Rehoboth considering wireless antenna design zones

As part of code rewrite, each of five areas would have a list of preferred aesthetics
February 20, 2022

Story Location:
Rehoboth Beach City Hall
229 Rehoboth Avenue
Rehoboth Beach, DE 19971
United States

As part of the continued rewrite of city code related to installation of wireless antennas, Rehoboth Beach is considering the implementation of five design zones throughout town. Each zone would have a list of preferred aesthetics.

Julie Elias, CTC Technology wireless siting manager and project analyst, has been the consultant working with the city through the rewrite. During a meeting Feb. 7, she said creating the zones gives the telecommunications companies a clear list of requirements before even approaching the city about new antennas. 

As proposed, the five zones would be residential, commercial, central corridor, Boardwalk and Boardwalk adjacent. In each zone, the code provides the order of priority from most preferable to least preferable design.
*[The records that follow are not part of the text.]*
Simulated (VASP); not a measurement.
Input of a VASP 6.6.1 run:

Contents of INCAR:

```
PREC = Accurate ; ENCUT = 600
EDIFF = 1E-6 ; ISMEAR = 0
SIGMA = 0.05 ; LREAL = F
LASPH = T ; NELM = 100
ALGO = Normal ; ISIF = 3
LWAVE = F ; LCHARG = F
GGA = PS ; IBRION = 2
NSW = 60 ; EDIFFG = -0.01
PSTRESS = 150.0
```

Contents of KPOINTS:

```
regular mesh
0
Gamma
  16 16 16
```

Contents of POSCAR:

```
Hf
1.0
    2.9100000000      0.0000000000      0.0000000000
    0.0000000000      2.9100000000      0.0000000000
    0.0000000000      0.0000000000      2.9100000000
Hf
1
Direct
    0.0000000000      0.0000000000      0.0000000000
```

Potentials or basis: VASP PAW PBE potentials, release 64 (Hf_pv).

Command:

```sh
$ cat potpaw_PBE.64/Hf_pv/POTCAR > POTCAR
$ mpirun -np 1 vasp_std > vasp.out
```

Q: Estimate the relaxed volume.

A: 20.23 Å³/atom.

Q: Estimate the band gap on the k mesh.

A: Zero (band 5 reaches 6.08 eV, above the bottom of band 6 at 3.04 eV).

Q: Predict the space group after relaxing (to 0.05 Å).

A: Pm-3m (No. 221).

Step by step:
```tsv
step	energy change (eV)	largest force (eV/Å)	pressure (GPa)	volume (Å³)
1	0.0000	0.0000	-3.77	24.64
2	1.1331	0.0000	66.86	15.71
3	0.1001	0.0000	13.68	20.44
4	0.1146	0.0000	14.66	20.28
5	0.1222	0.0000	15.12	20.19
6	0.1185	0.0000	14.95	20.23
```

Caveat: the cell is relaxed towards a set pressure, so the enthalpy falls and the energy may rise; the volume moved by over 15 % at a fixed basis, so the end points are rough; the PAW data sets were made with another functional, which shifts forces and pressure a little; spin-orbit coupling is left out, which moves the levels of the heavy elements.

For example, in residential, the most preferable design option would be for a company to colocate its antenna on an existing wooden utility pole, with the conduit and any accessory equipment painted to match the existing pole. The next preferable options would be for the company to replace an existing pole, with accessory equipment painted to match. Finally, the least preferable option would be to install a new decorative pole that is ‘aesthetically consistent’ with existing poles. If there are no existing metal light poles or decorative poles, the wording calls for a new pole to be installed in line with other poles on the block. The residential zone makes up a significant portion of the entire city.

In the commercial zone, the most preferable antenna option is placement on a commercial building rooftop, and equipment must be mounted in an antenna enclosure the same color or design as the building.

In the central corridor zone, which is basically Rehoboth Avenue, the proposed wording would only allow for new antennas to be collocated on wireless support structures in the median, similar to what AT&T did a couple years ago with its antennas when it replaced existing street lights.

The Boardwalk adjacent zone, north of Hickman Street, would be 30 feet from the west edge of the Boardwalk. From Hickman Street south, the zone would be 90 feet from the west edge of the Boardwalk.

The Boardwalk zone essentially means equipment replacing the light fixtures on the east side of the Boardwalk.

The creation of the zones isn’t the only code section the city is examining. As proposed, the height of the antenna canister couldn’t be taller than three feet; ground-mounted equipment couldn’t exceed 36 inches in any dimension; pole-mounted equipment couldn’t be larger than 12 cubic feet in volume, wider than 24 inches or protruding more than 12 inches; and an antenna would have to be 30 feet from the nearest residential dwelling, 20 feet from the nearest commercial dwelling, 250 from the nearest elementary school and park, 300 feet from another antenna from the same company, and 100 feet from an antenna of a different company.

Use of best available technology

Commissioners also continued their discussion on wording related to telecommunication companies using the best available technology when installing antennas. During the last meeting, commissioners said they would like to see the wording in the code. However, the consultant has said it’s not necessary.

During the Feb. 7 meeting, Mayor Stan Mills read aloud a letter from Bonnie Metz, Verizon director of state government affairs. The letter said the city doesn’t have the right to tell Verizon, or any telecommunications company, what technology to use. Mills said AT&T supports what Verizon said.

Elias said she and her colleagues aren’t aware of any municipality that has undertaken the task of writing language that would require the use of best available technology, which would mean it would have to be a customized project and take an enormous effort.

Resident Michael Strange called the letter from Metz a scare tactic and said including the language allows the city to be up to date all the time. It’s no more burdensome on the companies than other infrastructure improvements, he said.

Ultimately, the commissioners directed the consultant to craft wording that has the weight of the phrase “best available technology,” without using that phrase. No time frame was set for when the issue would be discussed again.